Due: Thursday, 29 January 2015
Student pairs will choose one significant event in Jewish history from their designated chapter in our text. Students will then examine this event, like an historian, by
Student pairs will choose one significant event in Jewish history from their designated chapter in our text. Students will then examine this event, like an historian, by
- gathering artifacts, research, and evidence about the event
- asking the following questions
- writing a report that explains the event and its significance to readers.
- What are the details of the event that we should remember (who, what, when, where)?
- Why was this event significant to Jewish history?
- Does the event lead to innovation (change) for Jews or Judaism? How? Why?
- In what context did the event occur (i.e. take place)? What was going on in the surrounding area? In the rest of the world? Before? After? How did the context of the event shape the event and/or Judaism’s response to this event?
- How does this event fit into larger social, economic, historical or political patterns in Jewish history?
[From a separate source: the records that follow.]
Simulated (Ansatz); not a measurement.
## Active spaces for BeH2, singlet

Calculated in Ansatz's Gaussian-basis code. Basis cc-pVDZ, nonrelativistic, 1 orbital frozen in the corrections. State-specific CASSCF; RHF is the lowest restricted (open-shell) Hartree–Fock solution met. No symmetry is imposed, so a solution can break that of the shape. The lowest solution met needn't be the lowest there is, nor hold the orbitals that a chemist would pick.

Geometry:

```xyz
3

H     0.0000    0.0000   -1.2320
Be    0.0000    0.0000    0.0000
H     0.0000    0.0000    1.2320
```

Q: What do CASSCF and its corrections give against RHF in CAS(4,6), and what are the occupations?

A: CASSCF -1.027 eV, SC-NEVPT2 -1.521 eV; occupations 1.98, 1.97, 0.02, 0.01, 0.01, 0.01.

- Format: Please hand in your work as a report, using 8.5”x11” paper. Each report will also have a cover sheet that contains: Chosen title for your inquiry, names of students, and date.
- Maximum: The report may contain, at maximum: 1 page of writing, and 5 pages of artifacts or aids.
- Minimum: The report should contain at least 1 paragraph of writing, at least 2 visual aids that you developed (maps, timelines, comics, charts, tables) and at least 2 copies of primary sources from the era (a selection from a book from that period, a newspaper account, a photograph, a piece of artwork, a drawing, a journal, etc).
- In order to demonstrate your meta-cognitive skills, reference all of the prompts of depth and complexity above (i.e., “The year 722 B.C.E. is part of a PATTERN in Jewish history because...” - and then briefly explain the pattern).
- You can use these sources to find the answers to the questions: our textbook, internet research from reliable online sources (ask teacher for help if needed), visual aids and primary sources (newspaper accounts, photograph, drawing from the period).
- The project must reflect your group’s own work.
- Use your creative thinking skills in your analysis of text and visual aids, and your overall presentation : Add-to, Rearrange, Substitute, Minimize, Maximize, Combine.
- Find an artifact (photograph, artwork, primary document) from the year and apply a creative thinking tool to it to represent the impact of the event.